GoL is explained as a community of single-cell creatures, all alike. They can live forever if conditions are right.

Fires can represent a higher form of life. They are time-aware. Their relationships with their neighbors are more relaxed. They die and leave seeds. Consider what's going on between two mutually connected pegs. Let's suppose both links are 1 tick fast and TTG is set to 1. You click on one of the pegs and it appears. One tick later it dies, but it dropped the seed to the next spot, and now you see another fire, which has already dropped its seed back. That's how they oscillate.

For the record named Simple I made 3x3 squares where every peg is yellow and every link is 1 tick fast (the pattern of all 0s is trivial). The squares are not toruses. They are just rectangular patches.

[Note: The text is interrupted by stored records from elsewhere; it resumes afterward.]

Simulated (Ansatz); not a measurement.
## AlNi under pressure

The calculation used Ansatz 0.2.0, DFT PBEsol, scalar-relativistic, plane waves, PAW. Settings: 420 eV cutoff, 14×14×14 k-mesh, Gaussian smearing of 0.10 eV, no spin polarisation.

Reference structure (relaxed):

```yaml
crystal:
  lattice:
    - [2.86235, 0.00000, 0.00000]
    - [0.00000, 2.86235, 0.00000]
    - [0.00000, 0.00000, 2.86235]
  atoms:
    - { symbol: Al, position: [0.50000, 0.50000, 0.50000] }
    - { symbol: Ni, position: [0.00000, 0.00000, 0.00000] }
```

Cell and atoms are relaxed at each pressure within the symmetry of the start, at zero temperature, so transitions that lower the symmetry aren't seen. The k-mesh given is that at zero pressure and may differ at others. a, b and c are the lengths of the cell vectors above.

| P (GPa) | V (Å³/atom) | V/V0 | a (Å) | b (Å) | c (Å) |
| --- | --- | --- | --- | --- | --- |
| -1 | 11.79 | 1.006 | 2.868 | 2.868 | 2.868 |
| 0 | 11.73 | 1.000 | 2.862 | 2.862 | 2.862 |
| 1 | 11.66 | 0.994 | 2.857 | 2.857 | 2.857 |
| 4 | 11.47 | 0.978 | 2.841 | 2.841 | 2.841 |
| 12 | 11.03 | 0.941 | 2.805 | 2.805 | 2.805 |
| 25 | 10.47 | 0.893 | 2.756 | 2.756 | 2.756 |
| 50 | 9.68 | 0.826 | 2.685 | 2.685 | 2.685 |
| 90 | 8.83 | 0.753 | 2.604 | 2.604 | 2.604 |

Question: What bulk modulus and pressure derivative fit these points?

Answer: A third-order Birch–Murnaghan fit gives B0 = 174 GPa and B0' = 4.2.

If I fire up any peg, the square, to which it belongs, will start oscillating. Click again, and the pattern of oscillation will change. At first it seems that you can get any oscillating pattern you want, but no, some changes will be automatically corrected. Firing every connected peg at once stops the oscillation entirely.

Two-phase oscillations are boring, but there are ways to create more interesting dynamics. The record named Fancy was taken from the board with four identical sub-boards. The Northwest pattern emerged from two fires (it could also be morphed after being started from one), and it has only 4 phases. The Southeast pattern has 12. Note that only two patterns retain their initial phase. Two others walk away from it and loop elsewhere.

RECORDS

These patterns may look like super-challenges (and they are), but, upon closer examination, I see that I could built them on purpose. Imagine though what can be achieved framing several oscillating sub-boards as a single pattern. I even started thinking about design method and computer program to support it.

Such ephemeral dynamical patterns may give rise to a new game. The goal can be to morph an oscillation using a minimal number of touch-ups. I tried, and found that the "fancy" layout, which is rather simple, is not easy to manipulate.

The simple overconnected layouts are so easy that TLG immediately started exploiting them. I made a collection of simple 2x2 patterns for her to learn. She understood that she could avoid the toil of intelligent design, creating and shaping the wobbling jelly. I had to put forward additional conditions like you have to get this pattern using only two 1-links and two 0-links. With bigger layouts the opposite is true yet: they appear to be easier to design on purpose.

HELLO WORLD

Firepegs can say something.

FIREPEGS tracks can be shaped as letters, and, in some cases, such designs can be even useful. I took the record named Four 4s from the layout, which I made because TLG developed a weird way to write this digit. Her 4's color is green.

I asked if she learned it at school. She said no, and showed me how her teacher wrote 4 (that's red).

At first I thought my way to write 4 (which is blue) was obsolete. I learned to write with dip pen, and, like every other child, carried inkwell to school and back. It turned out, mine was still the recommended way in the US too - or, rather, was then they taught cursive.

Anyway, drawing the lines from here to there, now and then, is exactly the job for FIREPEGS. I could have made my "Hello, World!" this way.

If you don't know what is "Hello, World!" you may find an extensive article in Wikipedia. Not sure why this phrase got associated with computer and programming. The intention was to make computer do something very simple. Yet printing or displaying "Hello, World!" is not a specific ability. People did it way before any kind of computer was available.

The game of FIREPEGS is not computer. Not more than Linotype machine. If it is, that's purely unintentional and accidental. Yet I can do "Hello, World!" in several interesting ways.

The record "HELLO WORLD" starts stopped. Click on GO to get it blinking Morse code, which is as close to pure time as it gets. The sequence of ons and offs, however, is produced by the spatial layout of the linked pegs. Importantly, I could have done this using 0s and 1s only, and the track would be immediately readable. The bigger numbers save space, but make the device somewhat cryptic.

RECORDS

The order is strictly bossial, and this is another example of multibossial control. There is only one worker: the big red square in the middle. The orange pegs commands it to turn on and it stays on during the following tick. The yellow pegs kick the orange pegs on. Every boss knows a little piece of the message, and they pass control to each other.